In reference to Acts 2:15-21, quoted in a comment prededing this one:
Interesting…… As I read it it says “not drunk”… like you think they are…. Touched by God…. yes. Drunk… No. Isn’t it a shame that something that is so Holy, so Awesome, so Righteous, to ACTUALLY be in the Presence of God and affected by that Presence would be cheapened, demeaned, dishonored, vulgarized by being compared to being under the effect of a drug, which ruins and destroys the lives of so many……..??? It would seem to be like comparing the marriage bed to prostitution, “actually” making love to someone you’ve committed your whole life to in marriage and the famous F-bomb……… a resemblance? Yes. But actually the degrading of what is sacred… an insult to the one you claim to love. Drunk is how those who DIDN’T understand described what they saw. They were mocking and ridiculing the believers and the Source of what they observed. We are to describe ourselves using the language of those who mock us??? Am I questioning the experience? No. I am questioning how it is described by many. Sad, in my opinion.

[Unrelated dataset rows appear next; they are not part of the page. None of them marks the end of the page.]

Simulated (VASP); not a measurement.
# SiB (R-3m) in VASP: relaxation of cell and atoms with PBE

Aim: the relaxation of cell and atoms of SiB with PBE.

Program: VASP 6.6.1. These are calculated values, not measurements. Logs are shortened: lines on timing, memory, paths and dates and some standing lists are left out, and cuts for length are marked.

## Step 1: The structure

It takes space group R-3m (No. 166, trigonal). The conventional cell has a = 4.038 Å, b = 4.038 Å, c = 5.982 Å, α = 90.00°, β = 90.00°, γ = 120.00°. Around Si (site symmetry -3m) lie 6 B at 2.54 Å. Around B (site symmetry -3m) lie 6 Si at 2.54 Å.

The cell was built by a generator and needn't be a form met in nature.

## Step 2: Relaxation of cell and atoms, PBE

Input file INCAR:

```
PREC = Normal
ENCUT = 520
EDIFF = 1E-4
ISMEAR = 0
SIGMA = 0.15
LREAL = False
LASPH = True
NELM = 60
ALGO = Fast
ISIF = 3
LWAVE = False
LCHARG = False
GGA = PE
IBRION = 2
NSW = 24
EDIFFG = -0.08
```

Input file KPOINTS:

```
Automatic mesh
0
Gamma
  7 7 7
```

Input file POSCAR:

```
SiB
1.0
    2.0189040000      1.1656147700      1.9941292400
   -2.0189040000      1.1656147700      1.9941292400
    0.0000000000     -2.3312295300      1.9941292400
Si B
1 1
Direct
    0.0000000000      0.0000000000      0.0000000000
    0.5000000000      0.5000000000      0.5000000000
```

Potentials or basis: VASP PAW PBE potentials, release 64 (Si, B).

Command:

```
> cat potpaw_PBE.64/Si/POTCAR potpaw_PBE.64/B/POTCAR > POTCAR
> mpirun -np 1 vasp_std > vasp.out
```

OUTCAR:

The above is a comment I made on a post on a social networking site I visit often. On this post a comment was made that is heard frequently in some church gatherings, that the person was “drunk” as a result of a visitation from God. The effect is sometimes referred to as being “drunk in the Spirit”. Not only am I convinced that there is no Biblical basis for the description though Acts 2:15 is often used for justification, I am more importantly concerned that, though I believe unintentionally as with the post I commented on, it demeans a Holy God. Relationship is the essence of the Gospel, but that Relationship is to be highly reverenced, highly esteemed, valued, venerated. Leviticus 11:44 says, “For I am the Lord your God: sanctify yourselves therefore, and be holy, for I am holy.”( KJV) The NIV and NAS say “consecrate yourselves”. Sanctify and consecrate mean to set aside for a sacred purpose. Holy means the same; set apart, removed from that which defiles or makes unclean. It would seem to me that the comparison of an experience with God to drug effects which defile, demean and destroy is not to make that separation demanded of holiness. My concern is not that those who would use the description “drunk” have any intention to produce the disrespect I describe, rather it is that insufficient consideration has been given to the implications of such descriptions. We are not responsible for the decisions made by others, but we “are” responsible for those we make for ourselves.